Keeping the Faith

Is intermarriage threatening American Judaism or renewing it? Contemporary Jews confront an age-old question — and discover surprising answers.

Illustration of a man in formal dress and yarmulke, and a woman in a bridal dress; the man is blowing dandelion seeds shaped like tiny Stars of David into the air.
Davide Bonazzi

In 1990, American Jews decided they had no future.

That was the year the National Jewish Population Survey — then the most comprehensive, ambitious study of American Jewry ever undertaken — revealed that more than half of America’s Jews, 52%, were intermarried. Though the report itself was even-keeled in its analysis, the reaction among many Jews veered toward panic. “A second Holocaust” is how one group of Orthodox rabbis described what was happening.

Intermarried couples weren’t raising their children Jewish, according to the NJPS survey. This meant their children’s children wouldn’t be Jewish. It was only a matter of time before American Jews would disappear, the thinking went.

“We are probably witnessing the last generation of Jewish life in America as we now know it,” a leading rabbi wrote in the Los Angeles Times.

Literary critic Leslie Fiedler predicted “an end to a separate Jewish identity, whether defined racially, religiously or culturally.”
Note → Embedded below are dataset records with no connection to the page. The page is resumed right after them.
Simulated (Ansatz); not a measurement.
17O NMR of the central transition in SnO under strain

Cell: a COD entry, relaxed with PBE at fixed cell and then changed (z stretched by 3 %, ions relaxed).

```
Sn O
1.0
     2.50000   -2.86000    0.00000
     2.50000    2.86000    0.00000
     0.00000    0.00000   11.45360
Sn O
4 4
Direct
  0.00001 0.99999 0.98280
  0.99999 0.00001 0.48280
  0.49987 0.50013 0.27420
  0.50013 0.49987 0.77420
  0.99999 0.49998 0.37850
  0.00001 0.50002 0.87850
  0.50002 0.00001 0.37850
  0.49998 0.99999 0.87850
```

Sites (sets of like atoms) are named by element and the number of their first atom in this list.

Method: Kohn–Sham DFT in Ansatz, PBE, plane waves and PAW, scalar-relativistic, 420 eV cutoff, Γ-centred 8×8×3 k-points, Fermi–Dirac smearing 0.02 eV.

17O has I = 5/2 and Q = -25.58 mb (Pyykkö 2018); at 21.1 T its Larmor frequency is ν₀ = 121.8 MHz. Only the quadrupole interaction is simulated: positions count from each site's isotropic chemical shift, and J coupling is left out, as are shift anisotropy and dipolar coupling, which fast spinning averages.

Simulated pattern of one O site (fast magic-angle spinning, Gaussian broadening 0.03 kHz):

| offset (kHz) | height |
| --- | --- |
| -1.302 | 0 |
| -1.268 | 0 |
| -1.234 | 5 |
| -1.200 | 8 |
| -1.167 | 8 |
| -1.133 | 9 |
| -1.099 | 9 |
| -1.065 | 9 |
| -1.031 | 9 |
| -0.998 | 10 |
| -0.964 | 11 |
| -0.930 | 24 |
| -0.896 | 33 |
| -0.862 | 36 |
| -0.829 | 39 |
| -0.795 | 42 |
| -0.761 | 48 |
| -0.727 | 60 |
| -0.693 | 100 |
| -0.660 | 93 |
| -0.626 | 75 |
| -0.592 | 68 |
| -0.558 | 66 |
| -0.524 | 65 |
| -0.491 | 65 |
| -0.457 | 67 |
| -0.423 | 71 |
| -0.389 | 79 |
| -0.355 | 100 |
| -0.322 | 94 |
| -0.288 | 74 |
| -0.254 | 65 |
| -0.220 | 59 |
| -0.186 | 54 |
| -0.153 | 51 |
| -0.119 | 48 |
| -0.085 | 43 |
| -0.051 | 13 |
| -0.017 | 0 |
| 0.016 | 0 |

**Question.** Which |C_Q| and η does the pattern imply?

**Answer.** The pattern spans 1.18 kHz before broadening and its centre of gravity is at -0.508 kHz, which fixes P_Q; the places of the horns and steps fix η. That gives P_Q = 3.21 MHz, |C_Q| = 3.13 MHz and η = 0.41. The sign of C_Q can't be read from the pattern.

And Harvard Law School professor Alan Dershowitz warned that Jews were “in danger of disappearing.” Intermarriage, he wrote, was a “threat to our survival as a people.”

It hasn’t turned out that way.

Recent surveys by Brandeis’ Cohen Center for Modern Jewish Studies and the Pew Research Center show 7.6 million Americans identify as Jewish, a 35% increase since 1990.

Immigration by Jews from the former Soviet Union, Israel and elsewhere accounts for some of the increase.

The other principal cause? Intermarriage. According to Pew, about two-thirds of intermarried couples raise their children Jewish. This means in a typical intermarried family — one Jewish parent and two kids — the Jewish population doubles in a generation. Intermarriage boosting the number of American Jews was not a scenario many doomsayers imagined possible.

This steadfast intergenerational transmission of Jewish identity is all the more remarkable given that, in recent years, Pew has noted a precipitous decline in the numbers of Catholic and Protestant Americans.

Pew also found that roughly 80% of American Jews think caring about Israel is an “essential” or “important” part of being Jewish. Synagogue membership, participation in Jewish organizations, and the observation of Jewish holidays and traditions are all rising. Nearly three-quarters of American Jews say remembering the Holocaust, and leading a moral and ethical life are essential to their Jewish identity. At least half of American Jews believe working for justice and being intellectually curious are similarly essential.

To be sure, a number of scholars are pessimistic about American Jewry’s future. They argue that, although the children of intermarried couples identify as Jewish, they lack the commitment to Jewish learning and culture that previous generations held. Over time, these scholars argue, this will lead to a weakening or a dumbing down of what it means to be Jewish. For many Jews, being Jewish will mean no more than liking Mel Brooks movies and occasionally cooking brisket.

Len Saxe, the Klutznick Professor of Contemporary Jewish Studies, sees it differently and, to anyone still mired in the doom and gloom of the 1990s, offers a corrective. “Judaism and Jewish culture are flourishing,” he says. “American Jews express their Jewishness in diverse ways. But for most, it is a valued part of their identity.”

Beware the outsider

In the beginning (or pretty close to it), Jews worried about intermarriage.

According to Deuteronomy, before the Israelites entered Canaan, God commanded them not to intermarry. Canaan was the land of Hittites, Girgashites, Amorites, Canaanites, Perizzites, Hivites and Jebusites, whom God wanted His chosen people to destroy, not betroth. When the prophet Ezra learns about the growing conjugal ties between the ancient Hebrews and their neighbors, he rends his clothes, tears his hair out and feels “desolate.” He tells his Judean followers not just to avoid outsiders but to “do nothing for their well-being.”